Accelerator for IBM Business Automation Workflow and IBM Process Mining

NOTE

To obtain the librairies required to execute the accelerator: Go to the GITHUB Repository

You will also need contact Patrick Megard (patrick.megard@fr.ibm.com) to get access to this repository: https://github.com/Patrick-Megard/ibm-process-mining-connectors-utils

Introduction

This repository is a free contribution provided as-is to easily connect IBM Business Automation Workflow and IBM Process Mining.

When using IBM Process Mining to analyse BAW processes, process owners and analysts get a full objective picture of these processes: activities and transition frequencies, durations, costs, reworks, variants, and deviations.

Process Mining helps understanding the business reasons that lead to non-optimal processes. Contextual data available in the process events are used to understand the root-causes, to mine the workflow business rules, and to create and monitor business KPIs in intuitive dashboards.

After having discovered the problems and having analyzed the root-causes, the analysts can plan for workflow improvements: automating a manual activity with a RPA bot, automating a business decision with business rules, changing the workflow, and so forth.

With Process Mining, analysts can create what-if simulation scenarios in order to obtain instantly the ROI, the to-be KPIs.

Credits

Thanks to Gerry Baird who wrote https://github.com/gerry-baird/grump, from which we reused many functions to retrieve data from BAW with the REST API.

How to Use the Accelerator

This is a no-code accelerator that can be used by process owners and analysts who just need to fill-out a form to:

Connect to the BAW server
Select the BAW process to mine
Optionnaly connect to the IPM server to automatically load the event log into a process mining project
Optionnaly set an loop rate (in seconds) and a paging size to extract data while reducing the RAM needs and the impact on BAW
Optionnaly set an instance limit to size the extraction.
Optionnaly exclude some BAW data
Run several extraction jobs that can be stopped and resumed.

How to Install the Accelerator

If you are using the Techzone environment for BAW, please see the next section Prerequisite: Python3

Get this repository in your local environment

Go to the project directory, create a python virtual environment, activate the environment and install the packages.

python3 -m venv myenv
source myenv/bin/activate
pip install -r requirements.txt
pip install django
pip install requests

The Web server is using Django. You need to generate a Django secret and to add it line 25 of execute_script/settings.py. You can generate a Django key from this site: https://djecrety.ir/

Contact Patrick Megard to get access to the libraries contained in this github repo: https://github.com/Patrick-Megard/ibm-process-mining-connectors-utils

When you get access, download the zip file, and uncompress it.

You will obtain a folder called ibm-process-mining-connectors-utils-main Copy all the files that are in this folder into the ibm-process-mining-BAW-accelerator

How to Install the Accelerator on Techzone

The Techzone environment available from https://techzone.ibm.com/resource/ibm-business-automation-traditional-and-on-premise can be used to show the BAW extractor.

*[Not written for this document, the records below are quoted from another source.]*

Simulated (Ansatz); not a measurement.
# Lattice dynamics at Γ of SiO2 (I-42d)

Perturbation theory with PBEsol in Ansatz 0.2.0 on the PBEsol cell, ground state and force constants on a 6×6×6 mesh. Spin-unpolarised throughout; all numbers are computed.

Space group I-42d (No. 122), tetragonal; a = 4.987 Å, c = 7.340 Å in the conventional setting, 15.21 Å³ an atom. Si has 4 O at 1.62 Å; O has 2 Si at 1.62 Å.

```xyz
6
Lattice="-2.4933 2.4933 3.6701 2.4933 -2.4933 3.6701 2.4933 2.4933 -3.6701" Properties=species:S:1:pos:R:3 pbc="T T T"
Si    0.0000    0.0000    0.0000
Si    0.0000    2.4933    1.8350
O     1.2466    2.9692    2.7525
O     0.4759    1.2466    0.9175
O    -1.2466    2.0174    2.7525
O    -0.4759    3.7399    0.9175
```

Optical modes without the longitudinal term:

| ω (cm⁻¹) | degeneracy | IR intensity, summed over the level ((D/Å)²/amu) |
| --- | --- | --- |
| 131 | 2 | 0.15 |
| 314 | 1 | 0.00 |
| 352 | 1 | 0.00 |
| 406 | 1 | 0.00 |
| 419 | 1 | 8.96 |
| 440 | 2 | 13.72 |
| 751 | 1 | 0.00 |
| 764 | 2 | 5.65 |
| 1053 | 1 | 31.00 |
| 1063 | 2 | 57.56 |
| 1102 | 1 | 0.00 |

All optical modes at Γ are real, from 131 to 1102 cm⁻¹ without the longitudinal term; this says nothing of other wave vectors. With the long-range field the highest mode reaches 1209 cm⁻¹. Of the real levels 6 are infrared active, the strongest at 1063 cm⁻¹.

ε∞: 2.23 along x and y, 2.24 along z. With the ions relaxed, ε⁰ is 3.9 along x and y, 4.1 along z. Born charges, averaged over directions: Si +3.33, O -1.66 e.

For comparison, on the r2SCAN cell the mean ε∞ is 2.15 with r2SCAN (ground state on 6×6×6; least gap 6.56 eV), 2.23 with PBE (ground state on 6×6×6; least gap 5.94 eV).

Download the zip files from github: https://github.com/IBM/ibm-process-mining-BAW-accelerator https://github.com/Patrick-Megard/ibm-process-mining-connectors-utils (request access to patrick.megard@fr.ibm.com)

You will obtain a folder called ibm-process-mining-BAW-accelerator-main and ibm-process-mining-connectors-utils-main Copy all the files that are in ibm-process-mining-connectors-utils-main into the folder ibm-process-mining-BAW-accelerator

Open a Windows cmd terminal. Python.3.9 is already installed. Run the following commands:

pip install -r requirements.txt
pip install django
pip install requests

The Web server is using Django. You need to generate a Django secret and to add it line 25 of execute_script/settings.py. You can generate a Django key from this site: https://djecrety.ir/

Run the accelerator:

python manage.py runserver

A pre-built extraction configuration file is available: config/config_techzone.json that you can upload using the WEB UI, or that you can use directly with

python BAW_to_IPM.py config/config_techzone.json

How to Run the Accelerator

When running a new shell you need to activate the virtual environment before executing the accelerator script:

source myenv/bin/activate

Run the accelerator:

python3 manage.py runserver

When the server is started, open a web browser and connect to your local host URL: http://127.0.0.1:8000/

Alternatively, when a configuration json file is saved, you can directly run the extraction by executing the python program

python3 BAW_to_IPM.py config/config_myJobName.json

Configuring the extraction job

Each configuration requires a job name. The job name is used to identify the json configuration files and the CSV files. For instance, if the job name is myJobName, the configuration file is saved in config/config_myJobName.json.
The BAW event logs are saved in data/BAW_myJobName_<timestamp>.zip

The Web UI enables:

Creating a new extraction configuration
Editing an existing configuration
Copying a new extraction configuration from an existing one (time saving)
Loading an existing configuration file
Deleting a configuration. Note that the json file is not deleted, the entry in the application DB is deleted.

Running an extraction job

Mandatory parameters:

From date and its criteria (modifiedAfter, createdAfter, closedAfter) retrieve the instances that occur/created/closed after this date.
To date and its criteria (modifiedBefore, createdBefore, closedBefore) retrieve the instances that occur/created/closed before this date.

Optional parameters:

Instance filter status: leave empty to retrieve all instances whatever their status, or list the statuses separated by a comma with no
Paging size requires loop_rate>=0. Paging fractions the extraction steps in order to save RAM and to reduce impact on BAW.
Number of threads increases the speed by splitting the extraction work into several threads. This increase the load on the BAW server too. A good balance needs to be found.
Instance limit is used for testing only: each extraction stops when the number of instance specified here is reached. This is useful when sizing the time required to get historical data, or the load on the BAW server or on the RAM
Create a CSV at each loop generates a CSV file at each extraction loop (if events were retrieved). When unchecked, the CSV file is generated when the job is completed, stopped, or when the number of events reaches 500k events (default)
A job can be stopped if it is looping. The stop is taken into consideration while the job is sleeping.
Several jobs can be executed simultaneously.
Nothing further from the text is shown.